There is a whole range of disabilities, from people who can function and live independently to those who need every little thing done for them.  THE VAST MAJORITY OF THIS SPECTRUM IS ABLE TO CONTRIBUTE TO SOCIETY.  There is, in fact, a very small slice of that group that can’t do anything, but isn’t so bad that they need constant professional help.  If the queen really is concerned with keeping people from becoming homeless Eights, then she could have set up assisted living services for the HUGE number of disabled people who are fully capable of holding down steady jobs and just need a little help managing their independence.  Having someone stop by once a day to make sure bills are paid and food is cooked.  Training someone to work with a service animal or other adjustments so they can live independently after that.  Group homes where they get more consistent supervision but they’re not locked inside and kept from working.  Just like there’s a range of disabilities, there’s a range of ways to help each person.

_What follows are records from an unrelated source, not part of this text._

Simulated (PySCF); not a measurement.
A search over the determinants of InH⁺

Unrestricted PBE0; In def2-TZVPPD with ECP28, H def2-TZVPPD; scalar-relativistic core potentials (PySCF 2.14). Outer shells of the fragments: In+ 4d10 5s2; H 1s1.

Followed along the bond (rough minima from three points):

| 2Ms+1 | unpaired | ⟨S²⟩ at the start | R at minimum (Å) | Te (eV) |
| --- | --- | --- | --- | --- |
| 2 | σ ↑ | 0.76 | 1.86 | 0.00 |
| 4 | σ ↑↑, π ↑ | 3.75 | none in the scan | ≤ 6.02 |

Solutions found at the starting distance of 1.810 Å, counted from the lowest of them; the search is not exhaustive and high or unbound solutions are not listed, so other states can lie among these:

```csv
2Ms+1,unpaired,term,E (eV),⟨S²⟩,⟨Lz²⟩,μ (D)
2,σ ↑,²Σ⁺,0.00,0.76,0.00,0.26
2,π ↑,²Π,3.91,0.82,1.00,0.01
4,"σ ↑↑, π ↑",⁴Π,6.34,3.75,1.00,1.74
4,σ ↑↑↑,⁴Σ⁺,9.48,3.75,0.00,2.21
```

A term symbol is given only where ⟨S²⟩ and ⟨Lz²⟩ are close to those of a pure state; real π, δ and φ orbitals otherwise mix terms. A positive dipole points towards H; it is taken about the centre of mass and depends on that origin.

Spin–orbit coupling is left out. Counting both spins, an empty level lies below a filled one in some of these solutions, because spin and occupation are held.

And if someone really does need constant help, don’t put that off on a family that, most likely, has to work 16 hour days just to make ends meet.  I mean, I’m kind of afraid of what a mental institution would be like in this world, but can it be any worse than just throwing them out on the streets?

But enough of that self-centered assholery, back to the story.  The girls all have two weeks to come up with a similar project and a plan for how to enact it.  Well, that shouldn’t take too long.  Project Leave Everyone At Home probably took all of five seconds to hammer out.

Celeste speaks up to comment that the project is useless, because apparently she doesn’t want to do any social improvement projects as a queen.    America realizes that she’d be a better queen than Celeste, and I think it’s supposed to be some sort of self-esteem-gaining moment, but a tree would be a better queen than Celeste.

America gets excited about the project and showing off her chops for all of a paragraph, then one time-skip later, realizes she can’t think of anything.  Despite all the shit she’s seen and complained about, she can’t think of one solitary thing that might be improved in her society.  But Kriss has her idea and is plugging away at it, so America is jealous. 

Halfway through her two-week allotment, she still doesn’t have anything, and she tells Maxon when he comes to visit her.  She lists off all sorts of problems but says she has no solutions for any of them.  As she lists off all these terrible parts of being poor, I…have nothing.  I don’t know what’s keeping these problems in place.  I don’t know if people are being paid little because they suck and need job training, or if it’s because there’s a wage-cap.  I don’t know if she could fix it with a social program or if they need administrative changes.  We simply don’t know enough about the world to make sense of it.  And, well, given what we know of America’s ability to think and observe…I’m not really willing to give her the benefit of the doubt.

Maxon shrugs all that off and wants to talk about her instead. He wants to know why she didn’t come running back into his arms after seeing that Marlee was “okay.”  Completely missing the point that being whipped and demoted and forced to change identities is not exactly okay.  America misses that point, too, because all she talks about is how unsure she is about the position of princess.  And it’s entirely because she’s poor.  Or used to be.

Elise might have been a Four, but her family is was different from most Fours.  They own so much, I’m surprised they haven’t bought their way up yet.

So, really, it seems like all those poor Sevens could benefit from someone introducing the idea of unions.  Or just giving out classes on contract negotiation.  We still have absolutely no indication that the poverty is anything less than people saying “nope, I don’t wanna pay you.”

Maxon says they’re getting down to the end, and he doesn’t want to keep her around and send home someone who has a real shot if she’s just going to bail in the end.  He basically gives her an ultimatum: say yes or go home.  She decides on go home.

Hey, didn’t Maxon say she could stay until the final three, even back before he fell in love with her?  He didn’t have any problems narrowing it down to “two real choices and her” back then.